Me to a Tee.
So the third installment of the free manga series dedicated to that great Linux distribution is finally out (Update: get it in all available languages here). And it seems like this time around the author has his arrow aimed at the small category in geekdom that I happen to belong to.
Yes, the category that would sooner spend the next 6 hours Googling and reading and hacking on instinct and trying random dangerous things before they would consider mounting a question in irc or a user forum.
And gods forbid she’s MOE! How despicable! How unspeakable! （´Д｀ ）
Excuse me for a bit but I need to fanboy a little more over ms CLI wielding, Slackware infatuated, forum-ophobic geek-tsundere-chan.
Do I sense that I have lost some respect points? :(
Anyway, another fun chapter, though its starting to get to the point where you only fully appreciate it if you have some basic Linux experience. Jokes aside, I can really kind of empathize with Akane’s reluctance to post her predicament on the support forums, even though I (being a relatively recent Linux adopter) never actually got flamed and RTFM’d before. There is this morbid fear of inadvertently asking a stupid question, and it compels me to do whatever I can to solve my own problems as far as possible.

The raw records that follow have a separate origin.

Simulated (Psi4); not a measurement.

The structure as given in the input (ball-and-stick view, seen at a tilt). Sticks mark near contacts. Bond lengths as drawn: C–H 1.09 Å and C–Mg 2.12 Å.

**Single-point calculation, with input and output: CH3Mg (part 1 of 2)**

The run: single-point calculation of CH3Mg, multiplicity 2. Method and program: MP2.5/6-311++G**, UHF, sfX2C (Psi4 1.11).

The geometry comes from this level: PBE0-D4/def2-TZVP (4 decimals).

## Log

Hmmm, now that I think of it, it might also have something to do with a habit cultivated by the rareness of Desktop Linux where I live (Southeast Asia is pretty much a Windows stronghold). Practically nobody supports Linux here because there are so few of us. And if you dared to raise any kind of technical question at all to your school help desk, your computer manufacturer, your tech support folks, or even your module professor, you almost always get grimaces when they discover that you are one of those ‘errant’ people who run that arcane operating system – Linux. And they are almost guaranteed to have no clue what to do with you and you’ll need to solve your own problems anyway (and occassionally fight their demands for you to switch back to that other OS. Sigh). After awhile I guess you get used to it.
Back on topic, I’ve read somewhere before that in order to get Linux gurus to give you real help, you need to flame Linux until they get mad and indignantly start showing you how wrong you are. The point of this chapter though, and a good point at that, is that those days are fast going – in fact in more popular communities like Ubuntu’s, it’s practically long gone (I know, I’ve seen some stupid questions being asked in the Ubuntu forums that nonetheless get very sweet responses). This doesn’t mean you should go and post unresearched questions and make people cringe though. Just be polite, and always try to include as much information on your problem as you can. If your thread doesn’t elicit responses, that’s actually normal and happens from time to time so don’t take it badly. Bump your thread politely, do some more reading, add more information, or pop a visit to IRC. You’ll eventually get a response.
And for the experienced users, there are still people in many parts of the world that are second / third class citizens due to their choice of operating system. But the beauty of open source is that we support our own, and that includes people as well as software. Let’s make it a point to go out of our way to give a hand to folks who need help with their fledgling steps.
*Snaps awake* Oh dear, how did this turn into such a serious post? Oh well :) A couple more random thoughts to end off ~
I also downloaded the original Japanese version for kicks. Anyone else thinks the translations are a little on the not-so-accurate side, especially what Lisa said in the previous pic? Then again, I barely know my moonspeak, so maybe its just me.